A taxonomy of the phrase, from the merely aspirational to the budget-line-item kind that quietly precedes a reorganization.

"AI-first" is now said in performance reviews, in onboarding decks, in the third paragraph of cover letters. It is said by people who mean very different things by it, and it is heard by people who hear, increasingly, the same thing: that the shape of their job is about to be quietly renegotiated.

There is a useful taxonomy hidden inside the phrase. Five different things hide under "AI- first," depending on who is saying it and where in the budget cycle they are saying it from. Once you can hear the difference, the rest of the deck becomes legible.

Five things hiding inside one phrase

1. Aspirational. The most innocent of the five. The team would like to be using AI more. It is not, in practice, doing so. The phrase appears in a recruiting page, where it does a job — it suggests modernity. Nothing else is implied.

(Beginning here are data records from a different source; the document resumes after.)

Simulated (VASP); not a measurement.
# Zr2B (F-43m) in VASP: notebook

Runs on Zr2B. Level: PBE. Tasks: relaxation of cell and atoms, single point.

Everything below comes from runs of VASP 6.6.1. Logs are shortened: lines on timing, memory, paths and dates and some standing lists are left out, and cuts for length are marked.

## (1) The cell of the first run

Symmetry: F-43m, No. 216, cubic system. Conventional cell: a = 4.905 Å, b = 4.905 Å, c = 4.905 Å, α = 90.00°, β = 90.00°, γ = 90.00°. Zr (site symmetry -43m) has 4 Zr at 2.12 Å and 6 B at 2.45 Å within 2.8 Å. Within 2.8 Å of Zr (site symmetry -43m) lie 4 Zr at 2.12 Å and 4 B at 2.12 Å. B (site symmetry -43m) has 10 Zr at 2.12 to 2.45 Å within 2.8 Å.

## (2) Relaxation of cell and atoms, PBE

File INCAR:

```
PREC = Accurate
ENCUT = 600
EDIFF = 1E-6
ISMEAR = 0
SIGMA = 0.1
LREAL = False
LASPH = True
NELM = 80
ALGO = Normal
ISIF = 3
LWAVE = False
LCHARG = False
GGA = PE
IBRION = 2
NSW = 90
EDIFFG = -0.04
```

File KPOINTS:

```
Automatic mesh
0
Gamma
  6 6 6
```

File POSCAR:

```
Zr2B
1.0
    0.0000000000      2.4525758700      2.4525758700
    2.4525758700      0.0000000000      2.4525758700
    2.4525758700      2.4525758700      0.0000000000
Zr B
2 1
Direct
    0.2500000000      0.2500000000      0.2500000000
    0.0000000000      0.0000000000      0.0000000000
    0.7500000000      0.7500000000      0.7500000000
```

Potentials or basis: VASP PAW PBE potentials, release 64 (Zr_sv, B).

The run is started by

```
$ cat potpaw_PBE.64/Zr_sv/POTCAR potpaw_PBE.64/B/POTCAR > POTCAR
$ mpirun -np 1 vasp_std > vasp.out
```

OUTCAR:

2. Tooling. The team has bought one or two AI tools and integrated them into the daily workflow. The work has not been restructured around them. The phrase is descriptive. It is also, often, the truth.

3. Workflow. The team has redesigned its process so that AI is doing a step that a person used to do. The headcount has not changed yet, but the work each person does has changed. This is the phase in which people start to talk about "leverage" without quite saying "fewer of us."

4. Budget-line-item. The team has a formal target — a percentage of work to be done by, with, or through AI — and that target is in someone's compensation. When the phrase is said by the person whose comp is tied to it, listen carefully. The reorganization is no longer aspirational.

5. Reorganization-in-progress. The phrase, by this point, is a euphemism. The team has been told it will be smaller next quarter, and "AI-first" is the word used to describe why. The deck will not say "layoff." It will say "shape of the team." The two phrases have, for a year now, traveled together.

How to listen for it

The single most useful question to ask a manager who has said "AI-first" in your hearing is: "Whose comp is tied to that?" The answer will, in almost every case, place the team somewhere on the five-step ladder above. The phrase is at its most aspirational when it is in no one's OKR. It is at its most consequential when it is in two people's.